Restaurant uses mannequins to enforce social distancing
A three-Michelin starred restaurant in the US has decided to use mannequins dressed in 1940s-themed outfits to aid social distancing when it reopens.
Chef Patrick O’Connell told The Washingtonian that instead of leaving empty tables, he intends to fill them with life-size mannequins dressed in period costumes supplied by the Signature Theatre in Arlington, Virginia.
According to the publication, waiting staff have been told to interact with the mannequins, including pouring them wine and asking about their evening.
The restaurant, which also has 23 bedrooms, was set to open on 15 May, but due to updated guidelines, it now plans to delay this until 29 May.
O’Connell told the Washingtonian that staff have conducted deep cleans using infrared light in order to create a safe environment for diners.
He added: “I think it would do people a world of good to reduce their anxiety level when they come out to a place which is still unaffected, because if you watch your television, you think that there isn’t such a place under a bubble.”

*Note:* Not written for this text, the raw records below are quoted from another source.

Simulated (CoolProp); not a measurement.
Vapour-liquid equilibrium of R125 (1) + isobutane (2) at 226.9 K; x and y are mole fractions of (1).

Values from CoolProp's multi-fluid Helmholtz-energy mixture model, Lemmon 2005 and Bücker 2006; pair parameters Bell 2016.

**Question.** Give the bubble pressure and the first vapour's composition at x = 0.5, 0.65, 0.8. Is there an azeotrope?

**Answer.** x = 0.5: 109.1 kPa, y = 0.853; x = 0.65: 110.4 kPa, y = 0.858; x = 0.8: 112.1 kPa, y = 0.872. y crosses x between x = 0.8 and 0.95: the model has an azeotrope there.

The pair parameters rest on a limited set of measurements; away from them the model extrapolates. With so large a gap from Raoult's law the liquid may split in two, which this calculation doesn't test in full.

The restaurant, a former garage, first opened its doors in 1978 and offered accommodation from 1984. Now part of the Relais & Châteaux hotel group, the restaurant under the helm of self-taught chef O’Connell received the coveted three-Michelin star accolade in 2018.
The Michelin-starred eatery’s interiors are the work of London stage and set designer Joyce Evans, who is quoted on the restaurant’s website as saying: “Why use one William Morris print in a room when five will do”.
News of the Inn at Little Washington’s mysterious mannequins follows reports of other unusual approaches to social distancing.
As reported earlier this week, a restaurant in Amsterdam is to trial a new safe dining concept, which will see customers sat in individual greenhouses with meals slid into each structure on a wooden plank. Meanwhile, in Sweden, a one-table restaurant in a field, where meals are delivered in a basket on a washing line, opened this month.